3D printing in the aviation industry
Image credit: Airbus
Aero engineers are turning to additive manufacturing for fast production and better product design. What will this mean for traditional aircraft?
At the 2016 Berlin air show in June, Airbus unveiled the first ever aircraft to be made using 3D printing. With a name derived from the phrase ‘Testing High-tech Objectives in Reality’, Thor weighs in at just 21kg and measures less than four metres in length. To observers, it resembles a large model aeroplane and was easily dwarfed by the other aircraft on show. But Airbus sees it as a testbed for a radical change in the way aircraft are built. Whereas traditional production methods such as milling involve manipulating a solid block of material, additive manufacturing, or 3D printing, ‘grows’ products by building up materials layer by layer. Taking this incremental approach, rather than using a solid block of material, allows for the creation of products with incredibly complex structures that would be very difficult to achieve, or in some cases impossible, using traditional methods.
Thor is not the only example of Airbus’s recent 3D-printed innovations - the company has also used 3D printing to attempt to replicate structures found in nature, and so create parts that are stronger yet lighter than is possible with traditional machining and assembly. “Nature has developed a lot of different design methods,” says Peter Sander, head of emerging technologies and concepts at Airbus.
For one concept part, an air spoiler, Airbus has turned to the giant water lily (Victoria amazonica) - a plant that sports leaves able to support the weight of a small child. A look at the underside of the leaves reveals a structure of various triangles and rectangles with the same skin size all over the surface to reduce weight. The Airbus team analysed the lily’s lightweight structure and the way in which it transfers loads.
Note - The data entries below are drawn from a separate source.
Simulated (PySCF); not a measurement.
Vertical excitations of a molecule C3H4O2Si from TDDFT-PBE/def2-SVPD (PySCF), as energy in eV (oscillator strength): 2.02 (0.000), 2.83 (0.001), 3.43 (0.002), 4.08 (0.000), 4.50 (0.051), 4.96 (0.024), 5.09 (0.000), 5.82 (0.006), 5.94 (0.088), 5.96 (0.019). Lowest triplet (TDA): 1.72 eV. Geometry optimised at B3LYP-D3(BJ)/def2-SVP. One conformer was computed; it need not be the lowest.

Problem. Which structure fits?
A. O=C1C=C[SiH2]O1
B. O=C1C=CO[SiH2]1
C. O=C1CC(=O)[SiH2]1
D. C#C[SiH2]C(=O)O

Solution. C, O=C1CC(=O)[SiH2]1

Such designs can be applied across industries, but are particularly beneficial within aerospace, where reducing weight while maintaining strength are high on the list of priorities. It is an industry that constantly has to worry about fuel costs and will come under increasing pressure to reduce carbon dioxide emissions. Each kilogram shaved off the total weight pays for itself time and again in terms of fuel savings over the aircraft’s service life.
Tom Edwards, North American president of engineering design business Cyient, says: “Weight reduction is vital in aerospace. With greater efficiency and reduction in fuel usage high on the agenda, every gram of weight saved counts.”
In recent years, the market for additive manufacturing has expanded, with many industries, including aerospace, adopting additive methods for creative product design and prototyping. As Edwards points out, additive manufacturing is now one of the fastest-growing production markets. “The global market is expected to increase from a 2013 revenue figure of $3.07bn to $12.8bn by 2018, and exceeding $21bn by 2020,” he says. The flight business is already a significant user: “Aerospace and defence production and maintenance, repair and overhaul applications currently account for around 15 per cent of the additive manufacturing global market,” he adds.
Aerospace companies have a number of 3D-printing techniques they can employ. One of the better known methods is the fused deposition modelling employed by home 3D printers. This creates plastic products by building up layers from liquefied material. But manufacturers have other options, such as laser and electron-beam manufacturing, which produce metal parts by fusing particles of metal powder in layers.
Honeywell Aerospace was one of the industry’s first big players to adopt additive manufacturing techniques and has so far invested in 3D printing labs in China, India, Europe and the US.
“Our developments in this field have already helped save time and deliver better solutions for our customers,” says Donald Godfrey, engineering fellow at Honeywell Aerospace. “As the aviation industry continues to grow, there’s an increasing need for more efficient and high-volume production processes to meet manufacturing deadlines and customer expectations.”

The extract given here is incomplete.